The devastating fire Tuesday at Walcher Farms did as much as $3 million worth of damage.
Despite the huge loss, co-owner and general manager Ken Holthouse said there's "always a silver lining in every situation" and this might be one for the East Ohio 162 vegetable packing plant.
"Nobody wants to go through this, but thank goodness it happened Nov. 2 and not Aug. 2," he said.
Holthouse, of Willard, said the blaze cut the work season short by about two weeks, but now the farm can integrate better work flow and safety regulations with a fresh start. He said companies that handle vegetables are always under scrutiny and this could be an opportunity for improving the way Walcher Farms does business.
"The canvas is clean right now; we can paint it how we want," Holthouse said.

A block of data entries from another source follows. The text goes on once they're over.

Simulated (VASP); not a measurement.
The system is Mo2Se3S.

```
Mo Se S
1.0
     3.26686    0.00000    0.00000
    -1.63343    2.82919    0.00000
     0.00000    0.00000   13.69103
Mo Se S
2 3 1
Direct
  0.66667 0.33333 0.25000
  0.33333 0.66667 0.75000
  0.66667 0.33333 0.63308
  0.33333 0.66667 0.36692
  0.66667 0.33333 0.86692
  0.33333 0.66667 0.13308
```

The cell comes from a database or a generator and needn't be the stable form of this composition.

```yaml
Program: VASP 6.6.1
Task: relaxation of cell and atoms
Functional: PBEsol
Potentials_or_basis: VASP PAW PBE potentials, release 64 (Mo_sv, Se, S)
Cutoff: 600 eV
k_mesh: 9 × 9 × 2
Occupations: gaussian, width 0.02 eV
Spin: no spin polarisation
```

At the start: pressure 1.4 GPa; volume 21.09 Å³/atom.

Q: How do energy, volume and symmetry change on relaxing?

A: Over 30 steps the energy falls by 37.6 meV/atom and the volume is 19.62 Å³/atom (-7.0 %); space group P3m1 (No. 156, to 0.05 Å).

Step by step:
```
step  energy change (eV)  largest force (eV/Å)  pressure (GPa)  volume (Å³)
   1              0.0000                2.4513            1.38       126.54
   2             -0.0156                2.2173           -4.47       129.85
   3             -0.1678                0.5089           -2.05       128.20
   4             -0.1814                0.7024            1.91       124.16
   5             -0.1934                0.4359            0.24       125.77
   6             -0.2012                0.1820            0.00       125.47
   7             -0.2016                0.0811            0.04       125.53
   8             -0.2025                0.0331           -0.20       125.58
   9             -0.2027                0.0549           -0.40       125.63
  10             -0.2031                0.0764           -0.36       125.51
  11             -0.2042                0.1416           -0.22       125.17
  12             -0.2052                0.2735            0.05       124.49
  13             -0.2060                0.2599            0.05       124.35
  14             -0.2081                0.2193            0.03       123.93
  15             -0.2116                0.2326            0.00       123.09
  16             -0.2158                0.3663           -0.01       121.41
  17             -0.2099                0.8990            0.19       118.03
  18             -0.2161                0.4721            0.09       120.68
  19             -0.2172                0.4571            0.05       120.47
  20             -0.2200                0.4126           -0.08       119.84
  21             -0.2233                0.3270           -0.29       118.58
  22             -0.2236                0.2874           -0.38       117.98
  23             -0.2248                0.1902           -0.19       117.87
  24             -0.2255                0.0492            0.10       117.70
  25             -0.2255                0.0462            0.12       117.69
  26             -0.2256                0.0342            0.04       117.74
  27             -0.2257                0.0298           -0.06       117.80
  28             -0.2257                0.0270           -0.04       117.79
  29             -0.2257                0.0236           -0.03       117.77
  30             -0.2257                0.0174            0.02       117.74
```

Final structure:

Brothers Ken and Kirk Holthouse and two cousins purchased Walcher Farms in February 2003. The business has been in existence since 1896.
"He (Walcher) started doing vegetables in 1986," said Ken Holthouse, who promised that this fire isn't the end of the business.
The late owner, Doug Walcher, died one day short of the fire eight years ago -- Nov. 3, 2002.
An estimated 75 to 100 firefighters from six departments battled the blaze.
Assisting the Fairfield Volunteer Fire Department were the New London Volunteer Fire Department, Norwalk Fire Department, Huron River and Tri-Community joint fire districts as well as Willard Fire & Rescue. Also on-scene were North Central EMS and an air truck from the Huron County Emergency Management Agency.
"We are pretty certain it started from a trash pile behind the building," Fairfield Volunteer Fire Chief Edward Eden said. "They were burning some trash in the back."
The point of origin was in the northeast corner of the cluster of about six buildings.
"They were all pretty much destroyed," said Eden, whose department was in charge.
While the chief said the blaze isn't suspicious in nature, he added: "I would call it careless."
Eden explained that wind blew the trash being burned in the back of one of the buildings into some of the wax-coated boxes, which ignited.
Farm co-owner Kirk Holthouse, at the scene, said after the fire started on the east side of the building, "the wind picked up and spread up to the other boxes and spread to the coolers."
"The only saving grace about it is our season is just about over. ... It's still pretty disheartening," he said.
Fighting the fire
The first call about the fire came in at 12:27 p.m. Tuesday. Fairfield was on the way four minutes later.
"In six or seven minutes, we were there," Eden said.
The Huron County Sheriff's Office received a 9-1-1 call at 12:27 p.m. in which the caller said "the fire has gotten out of control."
Norwalk was called for mutual aid at 12:43 p.m. Chief Doug Coletta said he could see a "large column of smoke" coming from Walcher Farm when his crew was about 5 miles away on Old State Road.
Firefighter Dave Wallace made 23 trips for water with the Norwalk tanker to a farmer's pond on Ohio 162, about a half-mile away from the farm. He estimated that all the departments made nearly 100 trips total.
While Eden didn't have an estimated number of gallons of water used, he said "it was an astronomical number."
"One fire department hauled at least 40,000 gallons. One hauled at least 38,000 gallons," Eden added. "We were pumping directly from the pond."
It took firefighters about 4 1/2 hours to control the blaze.
"We kept four guys there all night," Eden said. "There were a few (hot spots)."
The firefighters who were there overnight "were basically baby-sitting" some piles of cardboard which had been left to burn, Eden said.
An insurance investigator was at Walcher Farm on Wednesday.
Ken Holthouse said he didn't want to speculate on a damage estimate until the investigator has written his report.
Walcher Farms grows, packs and ships "fresh, green bell peppers, cucumbers, zucchini, and yellow squash from July through October," according to the Doug Walcher Farms Web site at http://drwalcherfarms.com/index..... "In late August they also begin shipping a full line of fall ornamentals, which include miniature gourds, orange and white mini-pumpkins, and ornamental corn and winter squashes."
Holthouse was asked what the next step for the business is. He said there are many options, including rebuilding at the same site or consolidating.
"No option is being ruled out," Holthouse said. "There have to be so many things to be done before we can answer that question."